“They’re revamping a program from the eighties because they’ve got no creativity and they’re really fucking lazy.” Those are the words of an angry commissioner when he assigns rookie cops Schmidt (Jonah Hill) and Jenko (Channing Tatum) to 21 Jump Street, the police force’s undercover unit for infiltrating high schools. It’s exactly that self-aware sense of humour that makes Phil Lord and Chris Miller’s reboot of the Johnny Depp television series so enjoyable. A teen-comedy-action-movie-cop-thriller-remake, 21 Jump Street (2012) is a surprisingly sharp film that mixes several genres together – and then subverts them all.

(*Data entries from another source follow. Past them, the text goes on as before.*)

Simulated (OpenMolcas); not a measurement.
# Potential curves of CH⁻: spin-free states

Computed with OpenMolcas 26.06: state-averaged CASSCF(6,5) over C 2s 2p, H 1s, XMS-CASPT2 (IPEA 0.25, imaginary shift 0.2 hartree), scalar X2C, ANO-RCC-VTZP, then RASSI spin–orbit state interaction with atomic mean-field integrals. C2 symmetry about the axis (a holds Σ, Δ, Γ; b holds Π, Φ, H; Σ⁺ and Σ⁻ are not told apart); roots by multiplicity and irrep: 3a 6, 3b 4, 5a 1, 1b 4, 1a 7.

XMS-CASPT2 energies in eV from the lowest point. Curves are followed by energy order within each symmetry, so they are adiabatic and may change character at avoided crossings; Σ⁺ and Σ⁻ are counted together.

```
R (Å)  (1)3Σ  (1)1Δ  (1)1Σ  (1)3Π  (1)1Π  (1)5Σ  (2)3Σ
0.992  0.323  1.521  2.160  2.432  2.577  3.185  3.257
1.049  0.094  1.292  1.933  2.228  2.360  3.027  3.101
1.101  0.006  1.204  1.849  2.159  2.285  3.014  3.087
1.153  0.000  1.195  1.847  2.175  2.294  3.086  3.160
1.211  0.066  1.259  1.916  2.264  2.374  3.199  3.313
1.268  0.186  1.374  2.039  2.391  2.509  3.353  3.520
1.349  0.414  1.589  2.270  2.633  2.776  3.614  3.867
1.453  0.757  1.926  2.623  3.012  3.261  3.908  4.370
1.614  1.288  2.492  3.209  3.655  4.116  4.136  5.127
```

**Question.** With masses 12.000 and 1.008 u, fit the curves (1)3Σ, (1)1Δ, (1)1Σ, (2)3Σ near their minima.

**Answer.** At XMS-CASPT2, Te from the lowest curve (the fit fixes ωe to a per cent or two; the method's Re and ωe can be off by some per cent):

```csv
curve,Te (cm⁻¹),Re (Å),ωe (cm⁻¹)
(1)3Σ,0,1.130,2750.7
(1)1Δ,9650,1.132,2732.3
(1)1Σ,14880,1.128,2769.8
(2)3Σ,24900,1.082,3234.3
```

The film’s opening is littered with obvious jokes, as the inept officers patrol round town on bicycles, forgetting how to arrest people properly (“You have the right to be an attorney?”), but then our duo relocate to high school and the smarts kick in – you won’t stop laughing from here until the end. Michael Bacall’s witty script starts by swapping the roles around, with Schmidt pretending to be a sporty jock and handsome lug Jenko stuck in science lessons with turned-on teacher Ms. Griggs (Ellie Kemper). Not content with that, Bacall also flips the school’s social hierarchy on its head – the cool kids don’t punch the ‘dorks’ any more or ‘one-strap’ their backpacks. Now they wear their bags with two straps and worry about the state of the environment – they also deal drugs.
As the cops track down the young dealers, 21 Jump Street fall into a deceptively conventional teen movie format. There are parties and proms, but there are also class productions of Peter Pan and stop-motion drug sequences that turn people’s heads into ice creams – it’s a real treat to see Lord and Miller carry over their absurd brand of humour from 2009 animation Cloudy with a Chance of Meatballs. The twin directors also prove a dab hand at live action set pieces – car chases are undermined by constantly non-exploding vehicles and a violent shoot-out is interrupted by an entertaining cameo. Amid the well-paced chaos, there’s buckets of blood, a ton of bad language and even a sequence where someone is shot in the penis, but perhaps the most striking aspect of 21 Jump Street is just how harmless it all is.
The film’s crude jokes and toilet humour are balanced out well by the two fine leads: Hill is hilarious and instantly likeable, Ice Cube’s irate Captain Dickson splits sides with stereotypical rants about black people giving stereotypical rants, whilst Tatum’s deadpan talent produces the best role of his career. In an anarchic remake that refuses to be anything like its source material, Tatum’s unexpected comic talent might actually be the biggest subversion of them all. Who knew the G.I. Joe star had it in him?